It was a nicer place than ours, and had a far higher good/bad memory ratio.

When I handed the occupants my card and explained myself, they were very generous and let me walk through and see what they had done--which were the things we always wanted to do, and would have done if we could have kept it in the family.

[cont.]

Jaq said...

We bought a house in Vermont, and did a lot of work fixing it up. One day a woman knocked on our door and explained to us that she grew up there and that her father had planted the maple trees in the yard. I told her that one year we tapped those trees and made maple syrup, and she broke out crying and hurried out the door, and never saying another word she drove away.

Narr said...

[Cont.]

To wit, put a small apartment in the back of the garage; finish out the nice attic space; and enclose the tile patio behind the living room. Recently I noticed that they put a little porch over the front door too.

A lot of the big oaks in the deep back yard are gone, and they put a pool where one of the biggest had been, quite near the house. I think it's a bit cramped, but they didn't ask me.

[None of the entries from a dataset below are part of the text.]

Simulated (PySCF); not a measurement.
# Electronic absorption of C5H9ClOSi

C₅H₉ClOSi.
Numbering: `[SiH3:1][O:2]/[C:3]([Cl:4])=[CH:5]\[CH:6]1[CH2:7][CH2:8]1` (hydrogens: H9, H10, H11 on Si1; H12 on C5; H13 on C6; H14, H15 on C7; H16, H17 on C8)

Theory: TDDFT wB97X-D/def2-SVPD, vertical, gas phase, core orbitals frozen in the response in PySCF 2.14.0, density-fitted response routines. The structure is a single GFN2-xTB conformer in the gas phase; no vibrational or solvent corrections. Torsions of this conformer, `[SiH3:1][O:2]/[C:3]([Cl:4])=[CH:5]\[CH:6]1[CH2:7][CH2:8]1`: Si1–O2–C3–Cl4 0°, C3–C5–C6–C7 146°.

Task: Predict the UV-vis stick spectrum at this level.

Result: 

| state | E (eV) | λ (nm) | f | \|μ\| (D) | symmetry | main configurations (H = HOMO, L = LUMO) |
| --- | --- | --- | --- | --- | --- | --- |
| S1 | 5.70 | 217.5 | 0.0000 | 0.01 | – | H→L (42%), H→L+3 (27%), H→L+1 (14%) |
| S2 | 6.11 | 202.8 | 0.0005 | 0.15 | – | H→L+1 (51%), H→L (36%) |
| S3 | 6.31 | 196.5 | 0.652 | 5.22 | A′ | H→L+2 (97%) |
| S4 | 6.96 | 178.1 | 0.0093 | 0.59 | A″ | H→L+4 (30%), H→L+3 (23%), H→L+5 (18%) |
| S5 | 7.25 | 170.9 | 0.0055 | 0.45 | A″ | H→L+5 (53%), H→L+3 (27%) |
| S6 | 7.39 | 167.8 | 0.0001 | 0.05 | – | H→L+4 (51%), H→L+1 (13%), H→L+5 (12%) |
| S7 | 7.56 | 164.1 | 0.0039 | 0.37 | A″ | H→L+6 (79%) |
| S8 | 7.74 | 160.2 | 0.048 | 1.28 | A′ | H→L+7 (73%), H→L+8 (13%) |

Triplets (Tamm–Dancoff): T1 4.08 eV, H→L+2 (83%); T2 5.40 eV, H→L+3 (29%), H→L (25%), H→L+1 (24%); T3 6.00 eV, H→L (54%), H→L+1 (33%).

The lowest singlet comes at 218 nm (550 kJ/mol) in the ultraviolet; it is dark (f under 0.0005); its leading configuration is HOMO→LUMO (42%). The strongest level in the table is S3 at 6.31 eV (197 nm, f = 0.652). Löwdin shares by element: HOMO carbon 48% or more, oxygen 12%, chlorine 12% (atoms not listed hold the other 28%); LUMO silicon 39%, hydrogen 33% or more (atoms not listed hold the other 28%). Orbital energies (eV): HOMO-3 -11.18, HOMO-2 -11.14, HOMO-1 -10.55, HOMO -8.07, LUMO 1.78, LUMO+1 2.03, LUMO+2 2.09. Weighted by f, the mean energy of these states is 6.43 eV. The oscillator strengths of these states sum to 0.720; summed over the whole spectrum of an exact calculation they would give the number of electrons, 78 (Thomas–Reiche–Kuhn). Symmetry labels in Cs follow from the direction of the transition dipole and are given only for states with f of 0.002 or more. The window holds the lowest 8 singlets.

Just glad to see the place in good hands.

Grundoon said...

All the life experiences are interesting.
My wife and I lived not too far from our parents for many years, close enough to visit often, help out with projects, or run errands for them. Did we regress to children? I don't think so. We made decisions about lots things so it was more like we were the adults in the family.
When I graduated from high school I was in the seventh house in the third state since I was born, if a three-month rental counts. I think it should. I learned the neighborhood and made friends with kids my age.
One of the houses was torn down for a freeway project. I lived in that one for six years.
The last house for me was one my parents bought mid-way through my junior year of high school. I had traveling summer jobs in college so I only lived in that house for 18 months. My parents stayed 40 years.
My youngest brother missed all the moving around. He was a kindergartner when my parents bought that last house. He really did grow up there and went to K through 12th grade with the same people. None of us older kids did that. Now he lives in the Czech Republic.
My parents have passed away and we sold the house. It has a huge garden and the buyer was anxious to get out there and do some planting. My mom felt good that it went to someone who appreciated it.

RCOCEAN II said...

30 years ago I paid a visit to the house that I grew up in and my parents had sold. I was amazed at...wait for it...how small it was. And how that long bike ride to Elementary School or that long Bus ride to HS was...short.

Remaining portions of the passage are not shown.